ICT acceptance is also influenced by whether the selected media channel can facilitate the exchange of information without creating uncertainty. Notably, uncertain messages passed through various media, such as short writings and texts, have a low level of richness, leading to high uncertainty and equivocality (Wang, 2022). The author defines equivocality as the vagueness that makes people make conflicting interpretations about a situation or subject. Ambiguous messages are passed through media with high richness, thus creating the opportunity to reduce uncertainty when people improve their interpersonal communication skills. Therefore, media richness can be used to eliminate ambiguousness by embracing the fur criteria for effective communication, which includes focusing on the personal needs of the people engaging in the conversation, the use of a language that can be understood by the receiver, enabling the receiver to provide feedback, and facilitating the use of various cues. These factors can impact ICT acceptance by increasing the acceptance of ICT media that accommodates the needs of the receiver and sender during interactions.

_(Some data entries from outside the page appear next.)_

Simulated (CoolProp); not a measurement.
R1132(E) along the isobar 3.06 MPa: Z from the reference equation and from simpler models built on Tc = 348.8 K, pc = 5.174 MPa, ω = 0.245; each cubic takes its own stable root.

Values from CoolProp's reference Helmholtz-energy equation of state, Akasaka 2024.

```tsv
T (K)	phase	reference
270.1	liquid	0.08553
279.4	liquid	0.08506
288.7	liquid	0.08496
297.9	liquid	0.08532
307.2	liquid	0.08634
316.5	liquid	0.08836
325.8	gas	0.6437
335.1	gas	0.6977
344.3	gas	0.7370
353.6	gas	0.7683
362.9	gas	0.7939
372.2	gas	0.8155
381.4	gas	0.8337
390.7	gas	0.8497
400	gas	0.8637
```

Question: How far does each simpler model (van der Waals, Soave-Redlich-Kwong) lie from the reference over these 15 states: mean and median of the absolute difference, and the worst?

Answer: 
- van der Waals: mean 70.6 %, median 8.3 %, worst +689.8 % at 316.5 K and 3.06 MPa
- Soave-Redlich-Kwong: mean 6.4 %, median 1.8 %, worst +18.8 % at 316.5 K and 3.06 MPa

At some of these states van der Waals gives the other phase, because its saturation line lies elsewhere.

According to Sheer (2020), human behaviour in communication can be interpreted based on the media richness theory and its effectiveness and efficiency. The author notes that in the management setting, managers select media that offer a wide range of information that can match the level of equivocality in communicating the requirements of a task. Sheer (2020) suggests that human communication involves self-presentational, relational, and instrumental goals and is goal-oriented or purposeful. Therefore, communicators focus on simultaneously achieving various goals that are often arranged in a hierarchy and have different salience because of perceived constraints or demands. Further, Sheer (2020) gives an example of managers in charge of interrelated aspects of people management and productivity in any organization. The author states that the manager’s responsibility in such a situation may include seeking or providing feedback, giving directions, and assigning jobs to subordinates, hence the need to use rich media channels. Therefore, managers can focus on choosing information technologies that promote interactions between them and their followers to prevent uncertainty, which could lead to mistakes and conflict. The acceptance of information communication technology is also impacted by parallelism, processability, and repeatability, which are linked to media richness (Sheer, 2020).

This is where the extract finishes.